We therefore turn to the legislative history and purpose underlying the critical need exemption. See generally, Commonwealth v. Collett, 387 Mass. 424, 433 (1982) ("when phraseology of statute is ambiguous, court may look to various steps in its enactment to resolve ambiguity"). Prior to 1983, the Ethics Commission consistently advised full-time state employees that s.7 prohibited them from being additionally employed by human services providers[2] pursuant to contracts with the state agencies by which they were employed. See State Ethics Commission Compliance Letter 81-21 (July 29, 1981); EC-COI-81-141, Attorney General Conflict Opinion No. 798. In late 1981, the Commission proposed a bill, H. 1235 (1982), which made various amendments to G.L. c. 268A. Among those amendments was a new exemption to allow state employees to work part-time in certain human service facilities, subject to a series of restrictions. In 1982, the Legislature considered H. 1235, and the critical need amendment. With certain minor changes, the Commission's original proposal[3] was later enacted (St. 1982, c. 612, s.7, effective March 29, 1983).[4] As we have previously recognized, in amending s.7, it was the intent of the Legislature "to create an exemption which would permit state employees to work in twenty-four hour human service programs which customarily have difficulty obtaining sufficient staffing."[5] EC-COI-83-73.
As for the SHN, with regard to which you serve as a coordinator and counselor, we acknowledge that AAC does not operate its own shelter facility through which domestic violence services are provided. However, there appear to be sound reasons, namely cost and security, for providing domestic violence services through a network of locations rather than a single, permanent AAC operated facility. In order to find a facility within the meaning of the critical need exemption, we will not therefore require that providers of social service programs, which would otherwise meet the requirements of the critical need exemption, provide services at a particular fixed location.

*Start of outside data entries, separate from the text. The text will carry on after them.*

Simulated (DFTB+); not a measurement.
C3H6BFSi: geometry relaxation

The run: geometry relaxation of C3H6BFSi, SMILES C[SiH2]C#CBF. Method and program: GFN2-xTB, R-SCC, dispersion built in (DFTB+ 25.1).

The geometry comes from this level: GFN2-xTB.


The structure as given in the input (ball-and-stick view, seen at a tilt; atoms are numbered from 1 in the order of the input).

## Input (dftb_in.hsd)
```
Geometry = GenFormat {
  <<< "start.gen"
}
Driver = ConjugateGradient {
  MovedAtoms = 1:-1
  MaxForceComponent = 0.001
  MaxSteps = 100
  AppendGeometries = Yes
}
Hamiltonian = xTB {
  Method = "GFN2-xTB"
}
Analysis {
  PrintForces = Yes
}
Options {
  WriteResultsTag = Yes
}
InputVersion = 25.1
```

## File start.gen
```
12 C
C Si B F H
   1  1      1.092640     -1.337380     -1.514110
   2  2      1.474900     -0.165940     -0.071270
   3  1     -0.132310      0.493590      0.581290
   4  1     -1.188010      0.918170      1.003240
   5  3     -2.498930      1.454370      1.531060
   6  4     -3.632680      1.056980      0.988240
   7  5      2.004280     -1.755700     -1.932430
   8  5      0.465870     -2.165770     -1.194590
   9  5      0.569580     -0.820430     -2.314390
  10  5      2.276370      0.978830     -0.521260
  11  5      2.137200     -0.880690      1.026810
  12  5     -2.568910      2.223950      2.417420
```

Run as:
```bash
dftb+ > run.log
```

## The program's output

We conclude that your part-time employment fits within the range of situations about which the Legislature was concerned when adding the 1982 exemption.[6] Where the SHN, in effect, is the functional equivalent of a facility which is principally funded by the state and the SHN offers services similar to those which would otherwise be provided by the DSS itself,[7] we find that you are employed in a facility which is covered by the critical need exemption. Moreover, where through the SHN, AAC provides domestic violence services on an around-the-clock basis, we find that the exemption's requirement of uninterrupted and continuous operation is met.[8] We believe that in applying the exemption to your situation where, for good reason, AAC chooses not to operate its domestic violence safe home out of a fixed facility, we are giving G.L. c. 268A, s.7 a workable meaning which is consistent with the statutory language, the legislative intent and our prior opinions interpreting the exemption.
Accordingly, we find that you will meet the initial criteria of the critical need exemption. We note that you do not participate in or have official responsibility for the financial management of the SHN.[9] Therefore, assuming that you comply with the other exemption criteria,[10] you may continue your part-time employment arrangement without violating s.7.